While organising all the old blog posts last week, and assigning them categories, I was startled to see just how many of them fitted into the Moan Groan category. I was slightly put out, actually. For one reason or another, this has been the toughest twelve months of my life. But it has also been one of the happiest.
I’ve lived a very cushioned life for most of my 32 years, especially when I look at some of the ongoing tragedy that some people have to endure. But familiarity does breed contempt. I’m sure that the reason why so many of us go through life discontented is that we have so much, and our life is so easy and comfortable, that we haven’t learned how to appreciate the good and deal with the bad. So we are blind to all the beautiful things in our life, and focussed on all the little niggly things instead, thinking about what we don’t have, instead of glorying in what we do have. We have all the reason to be happy, but none of the tools enabling us to be.
Then life dishes you out a sharp blow, perhaps something precious to you is threatened, someone you trust betrays you, or you lose something or someone you love. And it hurts. Appallingly. And that hurt will keep on pouncing on you when you least expect it, long beyond the time when you are sure you are through it.
But. Life is all about balance. While life is knocking you over with one hand, it is picking you up and dusting you down with the other. You learn, quickly, where to look for consolation and comfort. You start to see that happiness is available everywhere, even in the grimmest situations, through the tiniest things. And it’s those tiny things that become valuable to you, not the big obvious things in life, job, money, prestige, popularity. Because no one can ever take away the tiny things.

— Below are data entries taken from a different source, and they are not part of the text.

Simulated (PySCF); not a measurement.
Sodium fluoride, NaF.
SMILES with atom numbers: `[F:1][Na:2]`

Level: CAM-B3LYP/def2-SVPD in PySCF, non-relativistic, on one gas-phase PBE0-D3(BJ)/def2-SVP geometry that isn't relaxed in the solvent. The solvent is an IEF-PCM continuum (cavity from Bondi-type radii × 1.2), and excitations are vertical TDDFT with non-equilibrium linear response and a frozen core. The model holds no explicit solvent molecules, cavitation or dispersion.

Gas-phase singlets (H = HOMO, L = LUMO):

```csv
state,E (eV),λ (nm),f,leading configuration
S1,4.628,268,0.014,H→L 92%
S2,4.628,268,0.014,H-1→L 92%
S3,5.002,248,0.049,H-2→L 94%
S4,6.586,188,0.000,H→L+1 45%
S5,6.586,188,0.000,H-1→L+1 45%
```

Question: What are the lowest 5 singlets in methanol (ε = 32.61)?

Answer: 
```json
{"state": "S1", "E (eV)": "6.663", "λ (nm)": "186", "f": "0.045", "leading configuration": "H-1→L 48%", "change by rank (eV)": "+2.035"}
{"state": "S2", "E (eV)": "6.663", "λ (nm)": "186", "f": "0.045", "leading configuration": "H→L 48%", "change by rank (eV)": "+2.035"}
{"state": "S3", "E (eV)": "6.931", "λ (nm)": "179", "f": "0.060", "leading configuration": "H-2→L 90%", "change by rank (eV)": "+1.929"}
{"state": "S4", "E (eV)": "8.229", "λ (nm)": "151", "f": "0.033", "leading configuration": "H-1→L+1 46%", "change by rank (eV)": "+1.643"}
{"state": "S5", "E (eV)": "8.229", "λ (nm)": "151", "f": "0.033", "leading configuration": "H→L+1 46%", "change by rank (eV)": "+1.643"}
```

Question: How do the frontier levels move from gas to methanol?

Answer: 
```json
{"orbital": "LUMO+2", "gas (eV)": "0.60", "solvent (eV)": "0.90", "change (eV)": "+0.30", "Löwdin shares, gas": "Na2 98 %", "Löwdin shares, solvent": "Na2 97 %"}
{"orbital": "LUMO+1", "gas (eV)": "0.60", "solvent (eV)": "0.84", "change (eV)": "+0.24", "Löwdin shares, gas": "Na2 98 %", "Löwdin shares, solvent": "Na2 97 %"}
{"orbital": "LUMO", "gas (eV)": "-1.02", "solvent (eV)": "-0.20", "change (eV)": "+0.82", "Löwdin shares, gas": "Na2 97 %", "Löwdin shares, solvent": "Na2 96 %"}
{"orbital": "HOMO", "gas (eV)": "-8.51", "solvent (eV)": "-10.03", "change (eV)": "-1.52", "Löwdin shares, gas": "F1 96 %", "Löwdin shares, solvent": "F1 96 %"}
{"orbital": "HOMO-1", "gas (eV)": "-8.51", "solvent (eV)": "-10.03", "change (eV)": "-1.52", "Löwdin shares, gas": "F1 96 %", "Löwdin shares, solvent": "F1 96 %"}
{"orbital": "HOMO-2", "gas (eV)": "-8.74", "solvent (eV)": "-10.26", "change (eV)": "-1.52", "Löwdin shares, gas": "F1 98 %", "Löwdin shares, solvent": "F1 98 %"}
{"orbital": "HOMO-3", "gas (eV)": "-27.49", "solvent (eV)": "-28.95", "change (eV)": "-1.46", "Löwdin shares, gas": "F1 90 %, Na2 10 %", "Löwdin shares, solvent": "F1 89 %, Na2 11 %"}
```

And it’s my opinion that it’s not until life teaches you that lesson (and you accept it as such, instead of becoming bitter or running away), that you can truly grow up. Which is why some children have a wisdom beyond their years, and some adults can behave like sulky discontented brats.
This year, I grew up. Some days I hardly recognise myself, and it’s an uncomfortable feeling, like have a new skin that is a little too tight and itchy. But at the same time, I have a safe feeling, a reassurance that whatever life throws at me, I can handle it. I can still find happiness, and quietness, and comfort, somewhere in the middle of the worst situation. That’s a good way to feel, my friends.